The counter-intuitive rise of Python in scientific computing

If you have access: “Why scientists are turning to Rust”
https://www.nature.com/articles/d41586-020-03382-2
Some advantages of Rust:

  • “the compiler produces particularly informative error messages”
  • the Rust compiler, named Cargo, seems to be a Swiss-knife: “to compile Rust code, run tests, auto-generate documentation, upload a package to a repository and more…”
  • “It’s because the community is so fantastic.”

They talk about C, C++, Python, R, Matlab, etc. Not Fortran.

1 Like

From the article:

But for many Rustaceans, the human element is equally compelling. Hauck, a member of the LGBT+ community, says that Rust users have gone out of their way to make her feel welcome. The community, she says, has “always made an effort to be extremely inclusive — like, very much aware of how diversity impacts things; very aware of how to write a code of conduct and enforce that code of conduct”.

What does this mean? Which programming language communities exclude LGBT people? Wikipedia says

Rust was originally designed by Graydon Hoare at Mozilla Research, with contributions from Dave Herman, Brendan Eich, and others

Eich, who also created JavaScript, was terminated as CTO of Mozilla for being politically incorrect. I worry that cancelling people who do not follow a “code of conduct” can exclude valuable contributors.

1 Like

Sure, I think you’d have to dig a little to find outwardly LGBT-hostile language communities. But for many people, it’s a big plus to have a community that advertises itself as caring about LGBT issues and has a track record of enforcing a Code of Conduct to back it up. It’s the difference between “not being negative” and “being positive”.

3 Likes

Seen from France, this paragraph of the paper sounds really quite strange, I mean in a scientific journal. But if it is there, probably there is a social reality behind…

When talking about programming and Fortran, should we care about the private life of each other? OK, if you commit crimes, it could be a problem… And crimes can be relative, as we can see in George Orwell’s “1984” newspeak:
https://en.wikipedia.org/wiki/Newspeak#List_of_Newspeak_words
But don’t worry, if you commit thoughtcrime (or crimethink), and other 1984 crimes, I swear I will still talk with you!
Let’s keep the Fortran Discourse a doubleplusgood place…

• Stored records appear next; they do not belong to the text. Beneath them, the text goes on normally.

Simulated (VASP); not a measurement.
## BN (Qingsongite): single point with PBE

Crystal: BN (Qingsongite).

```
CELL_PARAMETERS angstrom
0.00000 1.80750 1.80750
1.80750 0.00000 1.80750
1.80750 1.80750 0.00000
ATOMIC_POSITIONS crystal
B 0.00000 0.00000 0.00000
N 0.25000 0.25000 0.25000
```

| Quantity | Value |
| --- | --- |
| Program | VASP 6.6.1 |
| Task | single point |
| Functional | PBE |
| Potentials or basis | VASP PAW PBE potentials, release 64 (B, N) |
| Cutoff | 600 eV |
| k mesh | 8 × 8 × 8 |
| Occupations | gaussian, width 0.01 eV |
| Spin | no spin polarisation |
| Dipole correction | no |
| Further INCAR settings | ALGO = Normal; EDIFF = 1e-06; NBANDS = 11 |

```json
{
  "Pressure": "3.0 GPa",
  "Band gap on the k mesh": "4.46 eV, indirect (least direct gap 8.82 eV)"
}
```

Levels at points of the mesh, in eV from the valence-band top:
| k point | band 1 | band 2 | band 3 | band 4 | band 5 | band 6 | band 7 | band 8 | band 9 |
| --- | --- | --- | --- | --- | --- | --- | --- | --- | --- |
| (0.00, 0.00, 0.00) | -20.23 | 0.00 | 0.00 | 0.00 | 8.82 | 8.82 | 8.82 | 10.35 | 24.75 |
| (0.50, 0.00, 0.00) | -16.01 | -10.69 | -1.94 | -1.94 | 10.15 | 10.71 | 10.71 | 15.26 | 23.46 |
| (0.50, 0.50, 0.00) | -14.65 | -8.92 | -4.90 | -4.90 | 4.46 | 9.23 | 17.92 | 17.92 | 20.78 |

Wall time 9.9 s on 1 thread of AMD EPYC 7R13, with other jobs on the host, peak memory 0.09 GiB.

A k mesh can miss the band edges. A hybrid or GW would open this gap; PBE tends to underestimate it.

UPDATED: to stay in the subject, do you know there is a song called “Julia” in Eurythmics’ 1984 album? It’s serendipity, isn’t it? Hum… no song about python or any snake (a symbolic animal)…

“The Rust compiler”, does that mean there is only one?

Essentially, yes.

And the Wikipedia page says it is based on LLVM, and that it can compile itself since 2011.

Modern Fortran is one of many array programming languages, but an advantage it has as a compiled, statically-typed language is that loops do not incur a speed penalty and are not frowned upon, and you can program in the style you want. On a Hacker News thread people complain about being “forced” to write Python/NumPy and R code in a vectorized manner.


systemvoltage
13 hours ago [[–]](javascript:void(0))

Pandas is basically impossible for me to use without dozens of Google searches after being familiar with it for over 7 years. Ofcourse, I don’t use it daily but its one of those pieces of software that has a very non-intuitive API. Does any one find it difficult to use it or its just me?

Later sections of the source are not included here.